Love's Unique Beat
Claire had horrible gas as an infant. I limited my diet a bit, easing but not eradicating the problem. I spent many hours relieving the pain of her rock-hard tummy. I'd put her in the sling, her legs crossed over her belly to provide pressure. I firmly patted her back while she snuggled with her cheek to my chest. Nick had his own methods of pain relief that worked as well, but for me it was the endless squoosh and pound. A few days ago, I scooped Claire up for a goodbye hug. She smashed her cheek against mine and started patting my back. I closed my eyes for a moment to enjoy it. Then I noticed that she and I were patting in rhythm. I never stopped the squoosh and pound - Claire just joined in the activity after a while. Over the past days, I've realized that we always pat in rhythm and the beat is always the same. We pound and vibrate, providing ourselves with a shared external heartbeat. It is steady and strong. I started looking around at other mother/child pairs. Jake and I have a different rhythm - less regular. We alternate a slow squeeze with the rapid trill of a tickle. A mother in church had a slow rock with her daughter and a slower shuffling rhythm as she rubbed her son's back. A mother in the grocery had a staccato bounce with her infant. My mother and I have the easy, lazy beat of a stroll, no doubt born in the midnight hours she spent pacing the hallway with me. This is the art of mothering, I think. We find that shared rhythm that comforts both mother and child. As we grow, the song changes but the beat stays true. I have no doubt that when I hug Claire 30 years from now, she will pound my back in the shared half-forgotten memory of her infancy.
5 comments:
How sweet, Christy.
My older sister and I do this silly fluttery back-pat hug -- the kind that seems really insincere. But it's our hug, and it means to us what a bear hug means to other people. (For the record, we knew it was silly when we started doing it.)
Christy, you made me cry. And THAT is why you should be a writer. Well, that and you're good at it. So sweet. :)
I love when they start to pat back. I never noticed the rhythm before, but you are exactly right. I've been patting my babies since they were inside, thumping my belly with my hands - completely compulsive, I can't help myself. And when they get out, that same rhythmic patting soothes them to sleep, congratulates a job well done, comforts them when their feelings are hurt. I have no doubt whatsoever that when I hug them as they head off for college or whatever - it will be exactly the same.

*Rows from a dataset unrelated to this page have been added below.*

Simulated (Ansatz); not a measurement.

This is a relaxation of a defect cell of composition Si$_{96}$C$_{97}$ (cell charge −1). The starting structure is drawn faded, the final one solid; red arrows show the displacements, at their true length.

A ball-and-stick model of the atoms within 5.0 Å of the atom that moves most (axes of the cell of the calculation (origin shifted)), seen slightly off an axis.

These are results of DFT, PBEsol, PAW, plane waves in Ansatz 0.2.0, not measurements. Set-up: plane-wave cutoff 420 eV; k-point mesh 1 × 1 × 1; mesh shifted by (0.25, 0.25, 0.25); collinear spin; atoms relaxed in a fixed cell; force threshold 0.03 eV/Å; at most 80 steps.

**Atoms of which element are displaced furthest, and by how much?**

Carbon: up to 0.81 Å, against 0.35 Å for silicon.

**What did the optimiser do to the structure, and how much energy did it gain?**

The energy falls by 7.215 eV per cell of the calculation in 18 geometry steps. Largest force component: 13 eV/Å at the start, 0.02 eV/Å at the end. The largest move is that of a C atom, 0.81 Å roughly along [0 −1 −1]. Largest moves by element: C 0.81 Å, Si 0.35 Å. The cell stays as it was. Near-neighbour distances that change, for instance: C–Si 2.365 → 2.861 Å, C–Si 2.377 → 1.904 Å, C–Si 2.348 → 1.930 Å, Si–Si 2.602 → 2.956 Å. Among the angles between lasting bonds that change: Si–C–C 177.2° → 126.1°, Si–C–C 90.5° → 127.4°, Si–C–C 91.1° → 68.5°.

For the record - mine is circle-circle-circle, thump, thump, thump. :) There may be variations depending on which child it is, I'll have to look into it.
I agree with Laura, that made big tears well up and roll down my cheeks. I love how you always seem to capture the little things that we often miss or forget.
This is a beautiful post, Christy. I'm not a mother, but I felt like one while I was reading. Truly lovely.